Hereafter are the definitions of reliability and credibility according to STANAG 2511 (January 2003, Intelligence reports, NATO Unclassified).
@Anne-Laure: I can’t find the STANAG 2022…
2. Reliability of the source is designated by a letter between A and F signifying various degrees of confidence as indicated in Table I below.
TABLE I - RELIABILITY OF SOURCE
A. Completely reliable D. Not usually reliable
B. Usually reliable E. Unreliable
C. Fairly reliable F. Reliability cannot be judged
3. Completely reliable (A). Refers to a tried and trusted source which can be depended upon with confidence.
4. Usually reliable (B). Refers to a source which has been successful in the past but for which there is still some element of doubt in a particular case.
5. Fairly reliable (C). Refers to a source which has occasionally been used in the past
and upon which some degree of confidence can be based.
6. Not usually reliable (D). Refers to a source which has been used in the past but has proved more often than not unreliable.
7. Unreliable (E). Refers to a source which has been used in the past and has proved unworthy of any confidence.
8. Reliability cannot be judged (F). Refers to a source which has not been used in the past.
9. Credibility of information is designated by a numeral between 1 and 6 signifying varying degrees of confidence as indicated in Table II.
TABLE II - CREDIBILITY OF INFORMATION
1. Confirmed by other sources 4. Doubtful
2. Probably true 5. Improbable
3. Possibly true 6. Truth cannot be judged
10. Confirmed by other sources (1). If it can be stated with certainty that the reported
information originates from another source than the already existing information on the same subject, it is classified as "confirmed by other sources" and is rated "1".
11. Probably true (2). If the independence of the source of any item or information cannot be guaranteed, but if, from the quantity and quality of previous reports its likelihood is nevertheless regarded as sufficiently established, then the information should be classified as "probably true" and given a rating of "2".
12. Possibly true (3). If, despite there being insufficient confirmation to establish any higher degree of likelihood, a freshly reported item of information does not conflict with the previously reported behaviour pattern of the target, the item my be classified as "possibly true" and given a rating of "3".
13. Doubtful (4). An item of information which tends to conflict with the previously
reported or established behaviour pattern of an intelligence target should be classified as "doubtful" and given a rating of "4".
14. Improbable (5). An item of information which positively contradicts previously reported information or conflicts with the established behaviour pattern of an intelligence target in a marked degree should be classified as "improbable" and given a rating of "5".

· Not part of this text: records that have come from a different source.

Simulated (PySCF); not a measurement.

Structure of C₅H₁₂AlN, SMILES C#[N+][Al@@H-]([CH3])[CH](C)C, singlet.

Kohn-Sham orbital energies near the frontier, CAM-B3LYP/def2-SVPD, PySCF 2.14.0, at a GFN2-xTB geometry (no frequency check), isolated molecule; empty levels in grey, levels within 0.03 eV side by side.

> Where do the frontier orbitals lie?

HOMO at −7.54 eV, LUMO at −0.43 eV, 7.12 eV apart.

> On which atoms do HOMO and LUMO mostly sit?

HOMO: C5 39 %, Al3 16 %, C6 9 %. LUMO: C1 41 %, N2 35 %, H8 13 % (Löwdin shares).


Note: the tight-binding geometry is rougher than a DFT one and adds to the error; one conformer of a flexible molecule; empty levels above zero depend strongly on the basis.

15. Truth cannot be judged (6). Any freshly reported item of information which provides no basis for comparison with any known behaviour pattern of a target must be classified as "truth cannot be judged" and given a rating of "6". Such a rating should be given only when the accurate use of higher rating is impossible.
Reliability and credibility, the two aspects of evaluation, must be considered
independently of each other. The resultant rating will be expressed in whatever combination or letter and number is appropriate. Thus information received from a "usually reliable" source which is adjusted as "probably true" will be rated as "B2". Information from the same source of which the "truth cannot be judged" will be rated as "B6".